Let’s say we have two vectors v1 and v2, where v2 is derived from v1 so that it shares data with it:

    const auto v1    = vector_one{1, 2, 3};
    const auto v2    = v1.push_back(4).push_back(5).push_back(6);
    const auto value = document{v1, v2};

We can serialize the document using cereal with this:

            auto os = std::ostringstream{};
            {
                auto ar = cereal::JSONOutputArchive{os};
                ar(value);
            }
            return os.str();

Generating a JSON like this one:

{"value0": {"ints": [1, 2, 3], "ints2": [1, 2, 3, 4, 5, 6]}}

As you can see, ints and ints2 contain the full linearization of each vector. The structural sharing between these two data structures is not represented in its serialized form.

Using pools¶

First, let’s make the document struct compatible with boost::hana. This way, the persist library can automatically determine what pool types are needed, and to name the pools.

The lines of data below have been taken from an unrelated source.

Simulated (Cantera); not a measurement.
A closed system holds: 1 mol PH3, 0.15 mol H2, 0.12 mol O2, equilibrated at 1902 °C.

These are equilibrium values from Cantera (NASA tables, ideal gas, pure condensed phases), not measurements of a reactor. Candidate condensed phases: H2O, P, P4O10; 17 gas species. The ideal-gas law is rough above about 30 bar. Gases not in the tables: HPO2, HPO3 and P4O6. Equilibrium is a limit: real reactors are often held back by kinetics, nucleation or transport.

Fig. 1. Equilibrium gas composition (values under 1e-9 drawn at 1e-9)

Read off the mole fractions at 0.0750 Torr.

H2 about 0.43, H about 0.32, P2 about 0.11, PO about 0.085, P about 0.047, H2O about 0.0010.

BOOST_HANA_ADAPT_STRUCT(document, ints, ints2);

Then using immer::persist we can serialize it with:

        const auto policy =
            immer::persist::hana_struct_auto_member_name_policy(document{});
        const auto str = immer::persist::cereal_save_with_pools(value, policy);

Which generates some JSON like this:

        const auto expected_json = json_t::parse(R"(
{
  "value0": {"ints": 0, "ints2": 1},
  "pools": {
    "ints": {
      "B": 5,
      "BL": 1,
      "inners": [
        [0, {"children": [2], "relaxed": false}],
        [3, {"children": [2, 5], "relaxed": false}]
      ],
      "leaves": [[1, [3]], [2, [1, 2]], [4, [5, 6]], [5, [3, 4]]],
      "vectors": [{"root": 0, "tail": 1}, {"root": 3, "tail": 4}]
    }
  }
}
        )");

As you can see, the value is serialized with every immer container replaced by an identifier. This identifier is a key into a pool, which is serialized just after.

Note

Currently, immer-persist makes a distinction between pools used for saving containers (output pools) and for loading containers (input pools), similar to cereal with its InputArchive and OutputArchive distinction.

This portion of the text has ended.